Friday, March 2, 2018

"A man who has never made a man angry is a failure in life." - Christopher Morley


The Nor-easter hit during the night. It's now mid-afternoon and the day has been nothing but rain - 2.25" since midnight - and wind - steady in the 25-30 mph range with gusts to near 40 mph. My lunch got postponed until tomorrow and may get called off again if the wind hasn't died down. At this point my dinner is still on unless they call in the next hour or so to cancel. The good news: they're coming to pick me up so I don't have to drive in this crazy weather.
On the TV they're saying the biggest problems come when the ground gets saturated and the wind blows this hard; trees topple.
Today I'm thankful there are no trees on the east (windward) side of this house.

That said, I. Am. Bored. Being housebound is not my preference.

I got up about 3:00 and saw that Understanding Your Bible was still listed as "suppressed", that is, not available for publication or even modification. This despite getting an email from Amazon yesterday that they were satisfied I held the copyright.
I called, they guy could see it had been cleared, and couldn't explain why it was still suppressed. He promised to find out.
An hour later it was cleared for review and early this afternoon I got an email that my files had been approved.
So I sent in yet another revision, this one a bunch of changes that dear friend Willie found. When I rekeyed it I made a bunch of the kinds of mistakes that clear spell check because they're real words, just not the words yew wont. Now I'm waiting for that version to be approved. Assuming it is I'll do a very careful check of the thing online and then....DONE!
Oh my.

I don't want a repeat of last Sunday's sub-par performance so I'm preaching this sermon in my head constantly throughout the day. I don't know that it will help but it can't hurt.
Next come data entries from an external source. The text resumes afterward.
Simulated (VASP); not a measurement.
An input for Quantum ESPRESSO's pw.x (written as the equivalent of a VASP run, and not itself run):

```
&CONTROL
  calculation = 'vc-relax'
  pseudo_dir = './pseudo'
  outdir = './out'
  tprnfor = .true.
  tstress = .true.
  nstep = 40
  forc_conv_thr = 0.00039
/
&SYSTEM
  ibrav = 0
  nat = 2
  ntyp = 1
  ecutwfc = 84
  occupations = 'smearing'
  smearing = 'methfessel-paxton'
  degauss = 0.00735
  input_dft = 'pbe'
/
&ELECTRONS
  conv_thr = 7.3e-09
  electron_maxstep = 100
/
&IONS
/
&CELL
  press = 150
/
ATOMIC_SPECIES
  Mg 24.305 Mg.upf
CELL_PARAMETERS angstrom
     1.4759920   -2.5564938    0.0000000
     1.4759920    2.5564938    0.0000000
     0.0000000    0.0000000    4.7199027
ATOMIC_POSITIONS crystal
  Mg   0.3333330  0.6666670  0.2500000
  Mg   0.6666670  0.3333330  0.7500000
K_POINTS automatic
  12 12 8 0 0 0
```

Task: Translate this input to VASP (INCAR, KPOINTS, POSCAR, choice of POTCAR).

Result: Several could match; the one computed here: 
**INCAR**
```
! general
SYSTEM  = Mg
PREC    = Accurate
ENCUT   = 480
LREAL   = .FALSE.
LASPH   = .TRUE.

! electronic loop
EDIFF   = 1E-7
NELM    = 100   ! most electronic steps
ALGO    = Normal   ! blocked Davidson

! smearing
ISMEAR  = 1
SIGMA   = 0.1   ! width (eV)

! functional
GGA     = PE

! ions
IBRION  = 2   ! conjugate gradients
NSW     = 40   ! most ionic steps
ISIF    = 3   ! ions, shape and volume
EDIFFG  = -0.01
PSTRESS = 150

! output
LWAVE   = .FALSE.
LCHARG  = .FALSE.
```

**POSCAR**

I'm fascinated by all the wonderful houses here, some that I sure want to see inside. Like this one that I pass on most of my running routes. Look at the second story windows! At first I could not figure out how a second story could be so short as to have windows that small unless the first floor had 4' ceilings. But Bill explained it to me, and he should know. He's an architect at church who has an office almost across the street from this house.

Those windows are pretty near the floor of the second story. Note the more normal windows on the gable end. Those windows aren't for seeing out (unless you want to look at the ground), they're for light and ventilation.

I'm guessing that addition in the back corner is a kitchen. I've seen several houses where (I'm told) that's what they did. A century ago kitchens were really small so building an addition was a common solution.

You can find almost any architectural style imaginable here, including 20th century tasteless. Some are 200+ years old and tiny cottages, some are big Greek revival, there's craftsman, federalist.....
Just down Montauk Hwy. - the street the church is on - is Tuttle Mower Shop. I'm told that building is over 100 years old and the mower shop is in back. The front is still set up as the blacksmith shop it was a century ago with a forge, bellows...the whole bit. I may have to stop by. Pics if I do!

It's now 4:30 and the wind is picking up with gusts to 45 mph. It's also swung around a bit and is blowing right at the front door which keeps making noises like somebody is coming in the house. I've jumped about three times so far.

I'm showered and ready for my hosts to pick me up for dinner. I'm going to do some reading (I'll tell you about my current read in tomorrow's post) and try not to think about trees coming down.